Let me end this post with the following suggestions:
1. Get familiar with interpreting packet captures. Wireshark is the most well known packet capture utility for Windows boxes out there. There’s even a good book out there that covers everything in detail. You’ll also need to know about TCP and how it works. There are other protocols like UDP and ICMP that will be good to know, but TCP is by far the most useful protocol to know and understand when dealing with packet captures. For some good info on TCP, see here.
2. Don’t be afraid to run a packet capture early on in the troubleshooting process. I am finding that this tends to solve the problem when all other methods fail.
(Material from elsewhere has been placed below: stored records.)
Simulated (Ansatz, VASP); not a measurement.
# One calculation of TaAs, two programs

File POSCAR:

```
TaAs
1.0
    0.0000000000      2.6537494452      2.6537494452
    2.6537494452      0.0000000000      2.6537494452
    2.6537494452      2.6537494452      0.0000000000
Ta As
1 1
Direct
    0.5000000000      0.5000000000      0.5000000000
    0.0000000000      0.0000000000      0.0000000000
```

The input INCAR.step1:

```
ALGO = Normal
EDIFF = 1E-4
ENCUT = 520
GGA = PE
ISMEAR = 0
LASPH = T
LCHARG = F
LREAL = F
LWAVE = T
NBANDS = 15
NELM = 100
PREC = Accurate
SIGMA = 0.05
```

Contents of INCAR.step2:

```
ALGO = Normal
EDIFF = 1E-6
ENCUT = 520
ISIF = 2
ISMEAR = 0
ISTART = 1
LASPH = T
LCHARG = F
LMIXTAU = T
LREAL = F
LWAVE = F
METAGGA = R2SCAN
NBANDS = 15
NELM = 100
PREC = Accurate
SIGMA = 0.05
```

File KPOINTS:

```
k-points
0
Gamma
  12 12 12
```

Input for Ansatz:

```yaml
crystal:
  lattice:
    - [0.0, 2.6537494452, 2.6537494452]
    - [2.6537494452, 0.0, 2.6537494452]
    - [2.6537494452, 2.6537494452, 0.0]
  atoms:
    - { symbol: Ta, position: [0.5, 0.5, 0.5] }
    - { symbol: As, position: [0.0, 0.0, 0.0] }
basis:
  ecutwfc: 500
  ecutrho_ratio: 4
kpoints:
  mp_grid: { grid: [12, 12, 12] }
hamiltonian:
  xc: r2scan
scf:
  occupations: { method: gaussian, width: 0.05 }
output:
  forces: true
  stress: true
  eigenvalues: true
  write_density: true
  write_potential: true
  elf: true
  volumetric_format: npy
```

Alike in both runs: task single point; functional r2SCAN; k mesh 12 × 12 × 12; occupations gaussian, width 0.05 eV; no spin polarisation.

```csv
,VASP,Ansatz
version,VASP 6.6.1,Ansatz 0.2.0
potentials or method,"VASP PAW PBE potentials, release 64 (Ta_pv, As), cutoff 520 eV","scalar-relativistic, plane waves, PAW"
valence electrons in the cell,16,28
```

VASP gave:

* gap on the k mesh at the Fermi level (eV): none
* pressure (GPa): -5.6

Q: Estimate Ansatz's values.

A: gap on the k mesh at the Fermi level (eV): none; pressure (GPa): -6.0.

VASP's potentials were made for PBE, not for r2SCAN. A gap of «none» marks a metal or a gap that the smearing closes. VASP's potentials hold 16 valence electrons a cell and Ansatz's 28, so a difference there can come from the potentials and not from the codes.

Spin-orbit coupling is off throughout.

3. Don’t EVER, and I stress EVER, state emphatically that there is no way possible that the network is at fault. 99 times out of 100 you may be right. Get it wrong 1 time, and everyone will be gunning for you. There’s always the possibility that the network is at fault. Even when everything you know is telling you that it isn’t the network, if you don’t have a packet capture to back it up, you’re wasting your time.
4. Educate your co-workers about the network, or networking in general. Try to do this without condescension. Nobody wants to listen to Nick Burns tell them how stupid they are. The more people know, the less likely they are to hurl unsubstantiated accusations your way that you are manipulating traffic to break their application. It makes every organization a lot stronger when education is provided from the various departments. Please understand that although you and I might get excited when talking about routing protocols, not everyone else will. Oh how I wish my wife and I could have the EIGRP vs OSPF discussion, but it’s just not going to happen. Some people are not going to want to know a whole lot about the network, so try and figure out how much they really want to know and tailor the education to that level.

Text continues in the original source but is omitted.